Maybe when we reach post-scarcity Communism like Star Trek, people will make games regardless if they will be played or not.
Selfishness is a factor.

If one is performing a service, by designing D&D products to the meet the desires and needs of other players, then one can reasonably expect to be compensated financially by those others.

However, if one is designing for ones own desires and needs, then there is less expectation for financial compensation. One already has ones reward, seeing ones own perspective in a practicable form. Any additional compensation would depend on how many others share the same perspective.

Part of the success of 5e is, its designers strive to meet the desires as evident in the surveys. It is often the case, the designers dont do what they would personally want for ones own sake. Hence the financial compensation.
 

There's no point adding the tenth ham sandwich to the market. Make your monkey brains game and if only three people like it so be it. Maybe three thousand people will like it.

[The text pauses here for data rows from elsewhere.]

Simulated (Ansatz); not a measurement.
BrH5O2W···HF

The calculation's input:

I agree, but also don't, with this statement.

I think it is important to understand what the designer is designing for. Let me use two different examples.

1. I will often design new bespoke games (rules lite games) for my table. I think it's fun to do as a one-shot. When I am doing that, I am designing the game knowing that I do not need to sell the game. That the players all play in good faith. And that the purpose of the one-shot is to have a good time. I don't need to worry about issues like commercial appeal, or that there might be a balance issue, or that the players might try to find some loophole. Moreover, I can design the rules lite game knowing that the table is already familiar with the conventions of FKR/rules lite games!

In other words, I can get my freak on when I am making those games, because it's for a small and selected audience that I know.

2. On the other hand, Crawford and the designers at WoTC have a different remit. They aren't designing for themselves. They are designing for Hasbro. And their remit, either explicitly or implicitly, will be to design a game that:
a. Maintains D&D dominance in the TTRPG market.
b. Sells all the copies. ALL UR PROFITZ R BELONG TO HASBRO.
c. Makes current 5e players happy, while appealing to new market entrants.
d. I'm not positive on this, but I assume they have been working with the VTT/DDB people to make sure that changes are easily expressed in whatever boondoggle they are creating.

I assume that if they were designing the best game for themselves, it might be different. But they aren't. They are designing within the limitations imposed by the fact that they are employed to maintain the brand.
 


I was selling D&D books back then, every bit as much as I do now, and from a marketing perspective, the messaging hasn't been less clear this time around. They're very similar, other than this time there is a MASSIVE amount of videos and their website, and google, and many other ways to look up what the new books are if you don't already know. That time there were a few articles in trade magazines and us FLGS-workers to tell you (which we're still here for).

There wasn't a whole ton of haters trying to spread misinformation, though.

Yeah, that is the part that deeply frustrates me. I've started following one or two DnD creators who are not well-versed in the rules and the community, and to hear them telling their audience "Well, some people are saying this is 6th edition? So, do I need to get rid of my older books? Or is this a different product than that? I don't know." when I KNOW that all comes from people who are simply bound and determined to paint WoTC as liars, despite having little to no interest in the actual product...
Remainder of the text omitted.